Uncle Glynn and Errol Flynn before he was a POW in the War
As lads my older brother Wayne, younger brother Richard and I had a lot of time with our Uncle Glyn both at the Wellington Street family home in Hamilton and Glyn and Auntie Alice's beach bach overlooking Palm Beach on Waiheke Island and the expanse of the outer Auckland Harbour. We knew Glyn had fought in the Second World War (in the New Zealand army maybe with the LRDG - Long Range Desert Group). He was a Prisoner of War and ended up in Germany. Glyn took part in the brutal forced movement of the POWs by the German army away from the Russians - called the Death March and was very ill after. He was so ill that he couldn't come home to New Zealand and spent a while recuperating at the house of his Uncle Bill in Radnorshire, Wales (William James Powell lived at The Croft, Ithon Road, Llandrindod Wells). Uncle Glyn never spoke about the experience he had endured.
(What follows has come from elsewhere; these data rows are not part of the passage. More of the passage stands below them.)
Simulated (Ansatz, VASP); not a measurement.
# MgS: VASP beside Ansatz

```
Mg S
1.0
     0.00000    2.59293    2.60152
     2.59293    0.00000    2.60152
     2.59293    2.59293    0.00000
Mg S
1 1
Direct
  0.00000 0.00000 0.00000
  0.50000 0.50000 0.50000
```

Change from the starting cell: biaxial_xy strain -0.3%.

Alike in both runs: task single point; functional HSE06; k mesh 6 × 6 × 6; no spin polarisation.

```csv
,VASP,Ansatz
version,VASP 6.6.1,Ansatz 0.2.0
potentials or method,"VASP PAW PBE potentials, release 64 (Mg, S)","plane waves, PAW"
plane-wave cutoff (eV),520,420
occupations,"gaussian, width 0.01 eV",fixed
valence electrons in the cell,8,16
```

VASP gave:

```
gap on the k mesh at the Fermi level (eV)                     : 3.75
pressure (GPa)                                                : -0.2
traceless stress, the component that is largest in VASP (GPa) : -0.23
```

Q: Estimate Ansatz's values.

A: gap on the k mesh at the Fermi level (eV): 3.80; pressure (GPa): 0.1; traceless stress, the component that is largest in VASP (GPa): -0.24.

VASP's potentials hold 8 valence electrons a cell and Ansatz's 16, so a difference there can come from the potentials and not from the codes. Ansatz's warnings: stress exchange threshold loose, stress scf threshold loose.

I have uploaded his Duffel bag for illustration, it shows his details: Private GCB Powell (29609, 24th Infantry Battalion) of 38 Wellington Street, Hamilton, New Zealand.
I have a photo circa 1940? showing Glyn "Enjoying Aitutaki". That is in The Cook Islands, where he met Errol Flynn and they became friends during the filming of the movie "In the Wake of the Bounty" (1933).